Between 800 and 900 people live in the 25-year old housing complex. "Most of them know each other," says Wong. In the evening "the old folks come down and sit ... This project is very successful." Last year the Chinese Consolidated Benevolent Association (CCBA) purchased the complex from Tai Tung Apartments Co., a real estate limited partnership managed by the Boston Financial Group. A group of Tai Tung tenants had asked CCBA to purchase the building because they were afraid the Chinese community would eventually lose control of the complex once a federal Department of Housing and Urban Development (HUD) mortgage expired in the year 2014. At that time CCBA would no longer have the option to buy the building.
There was, however, some controversy surrounding CCBA's purchase of Tai Tung, in part because the HUD mortgage wasn't scheduled to expire for another 20 years. CCBA also bought the building with rental money from a building it controls at 50 Herald St. That building was given to the CCBA on behalf of the Chinese community and was meant to be used to create "new" community housing. Although Tai Tung Village is housing, it's not "new" housing, critics of the deal say. Three Generations On an upper floor of Tai Tung Village, Fut Gee Moy sits with his mother in the living room of her one-bedroom apartment. His mother has lived in the building since the day it opened in 1973. Moy, who immigrated from mainland China in the 1980s, lives with his wife upstairs. His son, a student at Cornell University, also lives here when he's not away at school. Before he immigrated to the US 14 years ago, Moy was a teacher in China. But once in the US he had no choice but to become a restaurant worker.

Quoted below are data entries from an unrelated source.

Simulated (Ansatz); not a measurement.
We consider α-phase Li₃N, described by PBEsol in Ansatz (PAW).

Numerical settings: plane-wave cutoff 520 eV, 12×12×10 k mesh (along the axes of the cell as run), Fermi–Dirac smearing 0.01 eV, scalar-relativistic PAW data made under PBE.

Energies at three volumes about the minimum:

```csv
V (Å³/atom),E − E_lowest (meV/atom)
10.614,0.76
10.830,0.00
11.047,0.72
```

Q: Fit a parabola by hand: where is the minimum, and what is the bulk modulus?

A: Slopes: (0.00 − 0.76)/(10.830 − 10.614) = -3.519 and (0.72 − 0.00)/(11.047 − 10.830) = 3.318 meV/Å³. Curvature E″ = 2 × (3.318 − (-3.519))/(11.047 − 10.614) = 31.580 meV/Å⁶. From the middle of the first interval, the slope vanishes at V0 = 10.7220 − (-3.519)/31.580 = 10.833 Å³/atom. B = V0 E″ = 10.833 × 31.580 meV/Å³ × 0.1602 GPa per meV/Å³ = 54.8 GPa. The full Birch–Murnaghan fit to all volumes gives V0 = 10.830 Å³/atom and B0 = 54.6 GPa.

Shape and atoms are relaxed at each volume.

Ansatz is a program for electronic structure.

In a nearby apartment, Chun Yuen Mak and Kan Ho Mak sit with their son, daughter-in-law and granddaughter in the living room of their apartment. The granddaughter says her family lives in North Quincy but regularly makes the trip into the city to visit her grandparents. The apartment's sunny living room has a spectacular view of the expressway and the South End. Family photographs are displayed on a shelf and a small ancestral shrine is attached to the wall above the kitchen table. A retired restaurant worker, Mak has few complaints about Tai Tung Village. It's safe and well-managed, he says, though he'd like to see his subsidized $290 rent drop a bit now that CCBA has purchased the building. Former Boston School Committee member Robert Guen points out that Tai Tung Village is a model for how city apartment buildings should be run. While there have been some breaking and entering and some robberies in the parking lot and on the elevator, he says, crime at the complex hasn't been a serious problem. There are no gangs hanging around the building and no graffiti on the walls, says Guen. The Chinese community "polices itself well," he adds. "These kids are a gem," he says. "Our young people are overall a credit to the community." "You don't have a sense of danger or dread" at Tai Tung Village, he says. By any standard it's a good place to live, though not because "the government" or some "bureaucrats" make it that way. "It's more the community itself," he says. "There's a certain degree of respect there." Guen says he once walked through the complex with former Boston Redevelopment Authority director Ted Chandler, who was impressed by the condition of the complex. "Here was a housing project in the midst of an urban area and there was no sign of graffiti," says Guen.